Every two weeks from March 2014 to February 2015, Adolfo spent a day traveling along the Ruta 32 and carefully entering the GPS coordinates of each dead animal found between the crossings of Rio Frio and Moín. With the help of volunteers, he was able to log a total of 1,245 animals and identify 94 different species of amphibians, mammals, reptiles and birds. He found that amphibians (frogs, toads, caecilians) are the most affected group, followed by mammals – especially opossums, armadillos, sloths, anteaters and raccoons. In addition, he conducted over 100 interviews with community members, semi-truck and bus drivers and frequent travelers, citing that “It was essential to take into account all of the different people who contribute to environmental conservation, that’s why I didn’t stop at collecting scientific data. The problem is a lot bigger than most people think, as many animals are injured and manage to escape the highway, making it impossible for us to track them.”
By analyzing the GPS data points along with anecdotal information from the community, Adolfo was able to identify “hot spots” of animal activity along the highway that should be considered priority locations to build wildlife crossings (e.g. subterranean tunnels for ground animals and hanging ropes for monkeys, squirrels and other tree species.) These measures, along with increase signage and awareness, can help to save the lives of both humans and animals. Adolfo worked hard to make sure the results of his study were made available to the public, stating that “I had several meetings with national ministries and CONAVI, the developer, to let them know this study exists and that it addresses very serious concerns about wildlife in the country. This would be the first time that a long-term study has been included in the construction of a highway before the actual project begins.”

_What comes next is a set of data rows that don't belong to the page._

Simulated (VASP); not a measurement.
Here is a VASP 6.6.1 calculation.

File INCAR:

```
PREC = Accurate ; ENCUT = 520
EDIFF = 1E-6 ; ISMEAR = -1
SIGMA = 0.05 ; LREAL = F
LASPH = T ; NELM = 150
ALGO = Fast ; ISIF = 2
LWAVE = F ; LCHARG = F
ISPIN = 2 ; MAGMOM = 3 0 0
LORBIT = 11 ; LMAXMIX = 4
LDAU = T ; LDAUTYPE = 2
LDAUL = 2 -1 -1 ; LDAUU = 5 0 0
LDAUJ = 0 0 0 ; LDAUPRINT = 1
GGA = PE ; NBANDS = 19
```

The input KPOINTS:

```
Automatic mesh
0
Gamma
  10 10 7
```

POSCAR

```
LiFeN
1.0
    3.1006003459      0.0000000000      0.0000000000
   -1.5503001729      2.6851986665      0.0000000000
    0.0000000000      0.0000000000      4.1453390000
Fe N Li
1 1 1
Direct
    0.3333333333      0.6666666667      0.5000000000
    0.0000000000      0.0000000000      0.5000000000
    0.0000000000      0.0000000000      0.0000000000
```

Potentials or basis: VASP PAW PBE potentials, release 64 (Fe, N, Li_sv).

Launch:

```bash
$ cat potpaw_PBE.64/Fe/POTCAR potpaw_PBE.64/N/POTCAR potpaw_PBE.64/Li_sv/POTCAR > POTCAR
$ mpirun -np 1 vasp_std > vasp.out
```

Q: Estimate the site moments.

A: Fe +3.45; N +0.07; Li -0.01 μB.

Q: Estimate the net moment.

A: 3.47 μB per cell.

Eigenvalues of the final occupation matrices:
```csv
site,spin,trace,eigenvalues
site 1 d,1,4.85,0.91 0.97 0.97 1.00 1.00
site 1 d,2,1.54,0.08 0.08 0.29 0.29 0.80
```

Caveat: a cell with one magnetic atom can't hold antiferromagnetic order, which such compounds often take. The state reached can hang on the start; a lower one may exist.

The analysis served as Adolfo’s thesis for his degree in Biodiversity Conservation at the Tropical Agriculture Research and Higher Education (CATIE), where he graduated in December 2014. The final study was reviewed by a panel of experts that include the Committee of Roads and Wildlife. Adolfo reflects that his choice of a Master’s program with a strong practical component was influenced by the “holistic and experiential approach to education” he encountered at EARTH.
Adolfo reflects, “It was hard to see animals in such a terrible state, but I hope that by studying them we can help avoid their deaths in future and make a safer road for everyone,” and adds that he is satisfied to have “created something that can really be used to support biodiversity conservation in this country.”